|12.15.08 at 9:42 pm ET|
There was a ruckus coming from the trainers room following the Boston Celtics 100-91 win over the Utah Jazz. They weren’t celebrating their win but rather their special guest, U.S. Olympic gold medalist Michael Phelps.
“B-More!” Kevin Garnett screamed out of the trainers room.
Sam Cassell rushed in to see the fellow Baltimore native Phelps, who grew up north of Cassell in the suburb of Rodgers Forge. Cassell had met Phelps after his first Olympic run in 2000.
“It’s good, a guy from the suburbs accomplished so much,” Cassell said. “He’s cool, he’s cool. He’s from the suburbs but he does everything a city guy does.”
So who has to fend off more fans in Baltimore? The swimmer or the point guard?
“It depends on which neighborhood we’re in. In my neighborhood they’d attack me because they know who I am. They might not know who he is,” Cassell replied with a laugh.
The prolific swimmer was ushered into the Celtics locker room by an entourage of security and Jared Fogle, with whom he is promoting Subway.
|12.15.08 at 9:38 pm ET|
Paul Pierce had been knocked down, kneed, elbowed and the recipient of more than one collision already when his knee banged into Mehmet Okur. It was his left knee, not the one he injured against the Lakers in the Finals, and it was straight, as in prone for a devastating knee injury.
Pierce was able to bend his knee a bit before Okur went crashing into him, and he avoided disaster. But it still hurt like hell, and when he went down the Garden was deathly quiet. His teammates left the bench en masse to check on Pierce and Big Baby Davis and Leon Powe had to help him get back to the locker room.
The crowd chanted M-V-P as Pierce made his way off the court, but they should have been chanting M-I-P as in, Most Indispensable Player.
“It’s a little tender,” Pierce said after his club dispatched the Jazz, 100-91. “The knee kind of buckled. It should be all right.”
That’s good news, obviously, for the Celtics, because if there’s one player on the roster they can’t afford to lose, it’s Pierce.
That’s a funny statement to make when you look at what Rajon Rondo has done this year–and he turned in another gem against Deron Williams–and when you consider that Kevin Garnett is well, Kevin Garnett. But behind Pierce on the small forward depth chart is Tony Allen, who is not, in fact, a small forward, and Brian Scalabrine, who is a perfect 10th Man, but not exactly the guy you want knocking heads with Ron Artest or LeBron James for 38 minutes a night.
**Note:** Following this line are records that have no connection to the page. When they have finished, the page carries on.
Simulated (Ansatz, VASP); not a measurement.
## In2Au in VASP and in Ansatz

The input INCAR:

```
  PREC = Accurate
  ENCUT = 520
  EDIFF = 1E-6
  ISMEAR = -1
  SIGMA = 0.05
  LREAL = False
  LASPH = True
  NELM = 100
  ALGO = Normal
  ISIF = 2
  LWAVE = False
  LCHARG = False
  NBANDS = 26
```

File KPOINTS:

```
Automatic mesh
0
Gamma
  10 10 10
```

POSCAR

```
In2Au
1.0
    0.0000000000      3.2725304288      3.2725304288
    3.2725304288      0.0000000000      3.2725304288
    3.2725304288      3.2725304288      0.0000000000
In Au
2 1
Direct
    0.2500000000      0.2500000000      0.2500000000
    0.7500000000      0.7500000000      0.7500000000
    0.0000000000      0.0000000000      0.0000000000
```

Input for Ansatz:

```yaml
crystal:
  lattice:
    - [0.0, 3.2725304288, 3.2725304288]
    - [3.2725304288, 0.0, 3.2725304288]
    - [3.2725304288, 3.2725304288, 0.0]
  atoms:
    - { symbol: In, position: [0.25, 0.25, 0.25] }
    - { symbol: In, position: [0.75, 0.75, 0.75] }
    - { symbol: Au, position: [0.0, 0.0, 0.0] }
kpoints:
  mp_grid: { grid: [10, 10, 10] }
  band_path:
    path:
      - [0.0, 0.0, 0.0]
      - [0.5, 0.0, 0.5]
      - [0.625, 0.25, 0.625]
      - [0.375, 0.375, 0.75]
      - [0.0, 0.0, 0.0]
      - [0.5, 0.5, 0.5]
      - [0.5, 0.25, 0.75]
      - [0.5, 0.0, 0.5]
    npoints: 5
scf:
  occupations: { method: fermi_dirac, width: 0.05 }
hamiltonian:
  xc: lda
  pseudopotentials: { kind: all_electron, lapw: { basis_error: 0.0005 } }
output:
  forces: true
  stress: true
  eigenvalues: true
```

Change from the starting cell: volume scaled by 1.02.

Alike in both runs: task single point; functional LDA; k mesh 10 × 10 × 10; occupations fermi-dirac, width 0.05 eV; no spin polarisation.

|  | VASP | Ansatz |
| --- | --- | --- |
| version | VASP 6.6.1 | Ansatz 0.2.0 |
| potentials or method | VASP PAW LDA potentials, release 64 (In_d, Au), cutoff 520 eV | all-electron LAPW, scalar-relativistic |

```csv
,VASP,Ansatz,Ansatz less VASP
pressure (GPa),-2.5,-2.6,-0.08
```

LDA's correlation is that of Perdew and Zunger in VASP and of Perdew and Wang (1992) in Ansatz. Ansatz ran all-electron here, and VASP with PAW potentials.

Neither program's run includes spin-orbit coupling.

It’s also funny when you look at Pierce’s shooting numbers. Simply put, Pierce has not shot the ball well this season. His field goal percentage has hovered around 40 percent, the lowest of his career, and his 3-point shooting is a tick off (35 percent) his career average of 36 percent.
But Pierce is indispensable because he has become a player who can be great even when he’s not scoring at a high level. Take the simple act of making free throws, for instance, where he is shooting 84 percent. Pierce is getting to the line at a higher rate than he did last year, which is helping him keep his scoring average at around 18 a game.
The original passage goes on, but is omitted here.